14:00 “you gotta be ok with potentially losing your job”

15:30 being intimate with my wife on FaceTime is not the same as being intimate in real time (on traveling for work and being away from family)

16:25 there is some guy listening to this saying “Hemeon is an idiot” I got this, I got Gary Vaynerchuk style energy…good for you man, I don’t want to fight you but just take your spouse’s needs and put them in your heart.

17:30 Marc on Elon Musk and doing things that are advancing humanity. If you’re Elon Musk you gotta do the Elon Musk work. And there are not many people like that.

20:20 calculating the years left while his kids are at home in terms of summers and winters and maximizing the time they have left with the children at home.

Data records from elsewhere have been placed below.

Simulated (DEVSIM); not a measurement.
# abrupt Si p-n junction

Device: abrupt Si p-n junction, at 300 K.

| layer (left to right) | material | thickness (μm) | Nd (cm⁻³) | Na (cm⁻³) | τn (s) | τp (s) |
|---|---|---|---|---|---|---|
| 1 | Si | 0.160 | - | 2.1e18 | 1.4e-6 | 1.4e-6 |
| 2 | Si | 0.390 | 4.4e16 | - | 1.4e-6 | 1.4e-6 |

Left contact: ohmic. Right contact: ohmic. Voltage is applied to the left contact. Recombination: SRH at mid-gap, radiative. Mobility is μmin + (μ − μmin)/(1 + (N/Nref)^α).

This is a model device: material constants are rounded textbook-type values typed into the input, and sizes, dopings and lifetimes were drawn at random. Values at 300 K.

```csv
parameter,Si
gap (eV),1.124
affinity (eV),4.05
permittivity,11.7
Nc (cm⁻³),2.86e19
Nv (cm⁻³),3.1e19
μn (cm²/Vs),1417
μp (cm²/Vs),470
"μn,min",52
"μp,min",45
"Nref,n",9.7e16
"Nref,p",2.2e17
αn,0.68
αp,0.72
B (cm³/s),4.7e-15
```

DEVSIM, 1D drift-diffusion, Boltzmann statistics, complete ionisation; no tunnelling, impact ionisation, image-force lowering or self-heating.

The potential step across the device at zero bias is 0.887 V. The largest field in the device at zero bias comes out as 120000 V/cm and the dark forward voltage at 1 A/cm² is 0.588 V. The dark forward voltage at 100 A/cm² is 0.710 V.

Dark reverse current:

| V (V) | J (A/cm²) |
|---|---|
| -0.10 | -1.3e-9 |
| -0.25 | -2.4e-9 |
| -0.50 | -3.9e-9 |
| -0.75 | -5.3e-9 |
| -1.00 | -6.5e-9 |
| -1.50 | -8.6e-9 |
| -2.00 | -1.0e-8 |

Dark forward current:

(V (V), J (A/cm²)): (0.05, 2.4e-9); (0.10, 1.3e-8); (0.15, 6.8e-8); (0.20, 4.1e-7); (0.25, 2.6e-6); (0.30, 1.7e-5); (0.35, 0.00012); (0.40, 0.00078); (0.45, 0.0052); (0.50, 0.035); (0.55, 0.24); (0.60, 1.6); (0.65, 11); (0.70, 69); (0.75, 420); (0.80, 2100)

21:27 its about quantity time with his children, talking about “whatever” and enjoying the time together

21:45 grew up in Vienna VA oldest of 7 kids. Dad’s own gas stations and mom is an artist. Both parents working hard when he was a kid left him on his own in many ways.

23:15 growing up back East without an allowance and without entitlement led him to a greater appreciation for hard work and things he has.

23:50 the reason I work hard is perhaps to fill the void of the lack of relationship I had with my father

24:15 men in general need to kill their fathers, figuratively. To figure out what it means to define yourself as an individual and severing that dependency or that need for approval.

25:00 there is the thing inside of me that wants to create something that I didn’t have when I was a kid, a closer family then I had growing up.

25:45 its not terrible to be driven by your ego for a while but its just not going to make you happy

26:30 on making good money and not being happy

27:45 for a lot of folks maybe its not a must to have a family, thats ok

28:00 happiness is earned. its not just walking off into the sunset, you gotta sacrifice for your spouse and earn it

29:10 there is no separation between work and life, there is just not. My kids can look up all the stuff that I have done, talks I have given and what I worked on. What kids of legacy do I want to leave?

30:20 to the newly married dude or the guy about to marry his daughter: do you have life insurance? what is your relationship with money? how did your parents use it? What is your plan for the money? Have you talked about the dirt? What are your values? Example, do you want kids? Are you religious? You need to have a shared value system?

32:30having a designated time to spend together and time to go on a date night.

33:00 we spent a lot of time trying to teach each other. Have since learned “Staying on our side of the street” not telling the other “how to drive”.

33:30 planning is simple but huge, blocking out time

34:30 connecting with other guys that are husbands and fathers to talk about life and things. You need a forum to get stuff out and have conversations not inside your family.

35:50 being really really open with what you need

36:20 busyness is a defense mechanism to avoid talking

36:40 figuring out what you need everyday from your spouse and ask them for it and be willing to meet your spouse’s daily needs

40:00 kids care less about the things that you give them and more about the experiences that you create with them

40:20 we prioritize each other over our kids, putting each other first

40:40 its super easy to get divorced. People say “oh we fell out of love” yeah you probably did but go on back in there an get back in love

41:20 you tend to attract people with the same size void that you have

42:00 you become the people you hang out with the most often

42:50 last closing statement ….

Last piece of advice is “drink water”. Most people are honestly just dehydrated.